Forum Moderators: skibum
I've read the posts that Ugly Sells, but does subtle and relaxed have a place at the table?
As a publisher or advertiser, please share your thoughts.
As for "subtle and relaxed" - they have their place, but only for branding purpose, for they are unlikely to attract actual clicks. For optimal click-through, you message (an ad) must be moderately aggressive, but clean, professional, telling and, of course, well targeted.
That's the way I read it, too. And while I know for certain that ugly SITES sell, I don't believe in ugly creative, particularly if it's for the 468x60 top slot where overcoming anything that might contribute to banner-blindness is paramount.
>Ugly ads/garish colors are receiving less click-throughs
>As a publisher or advertiser, please share your thoughts.

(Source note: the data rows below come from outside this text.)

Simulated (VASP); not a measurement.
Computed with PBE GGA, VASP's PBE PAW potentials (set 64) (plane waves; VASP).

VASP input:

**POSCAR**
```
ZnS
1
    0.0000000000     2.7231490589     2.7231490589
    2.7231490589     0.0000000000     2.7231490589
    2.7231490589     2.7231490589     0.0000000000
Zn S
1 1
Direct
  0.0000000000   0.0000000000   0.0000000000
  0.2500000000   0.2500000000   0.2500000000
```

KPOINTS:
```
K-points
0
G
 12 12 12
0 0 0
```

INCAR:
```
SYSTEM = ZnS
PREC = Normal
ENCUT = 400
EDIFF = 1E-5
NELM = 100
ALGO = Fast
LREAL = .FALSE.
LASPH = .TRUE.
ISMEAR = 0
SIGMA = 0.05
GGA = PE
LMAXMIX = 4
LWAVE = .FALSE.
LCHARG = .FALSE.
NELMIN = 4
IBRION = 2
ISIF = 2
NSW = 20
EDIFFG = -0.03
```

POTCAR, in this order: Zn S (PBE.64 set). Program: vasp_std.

My first thought is that there are plenty of advertisers out there that are running branding campaigns and poor creative is a way to engineer that without paying market rate for the ads.
>animation
>does subtle and relaxed have a place
I'd refine that to "movement" versus animation. You need something to draw the eye, but it can be very subtle, IMO. I've used scrolling "..." or just filled in the last word in a phrase after a pause on real estate branding ads.
Subtle and non-distracting. Although when you read online media, they're always going on about how creatives have to pop up, blink, etc. in order to get click-throughs, that's not really the case I'm finding.
New waters for me, so I'm feeling my way here looking for the right mix.
For the best of both worlds, try a small icon-ish graphic (but on theme) in a text ad. For movement, I did a mouseover color-change of the div background --seems to work great for my sponsors. As a bonus, depending how you serve the ad, it can add to the on-page factors in the serps.
>try a small icon-ish graphic (but on theme) in a text ad. For movement, I did a mouseover color-change of the div background
BTW, the above isn't particularly pretty (OK, it borders on ugly since I use yellows and turquoise in the background colors), but I was speaking of "the usual" (banners, skyscrapers) when I said I don't believe in ugly creative.
I did a mouseover color-change of the div background --seems to work great for my sponsors. As a bonus, depending how you serve the ad, it can add to the on-page factors in the serps.
Even just an :hover to text links increases CTR quite dramatically. Recently I've taken to going back to basics with blue links and purple visiteds but with a nice hover color.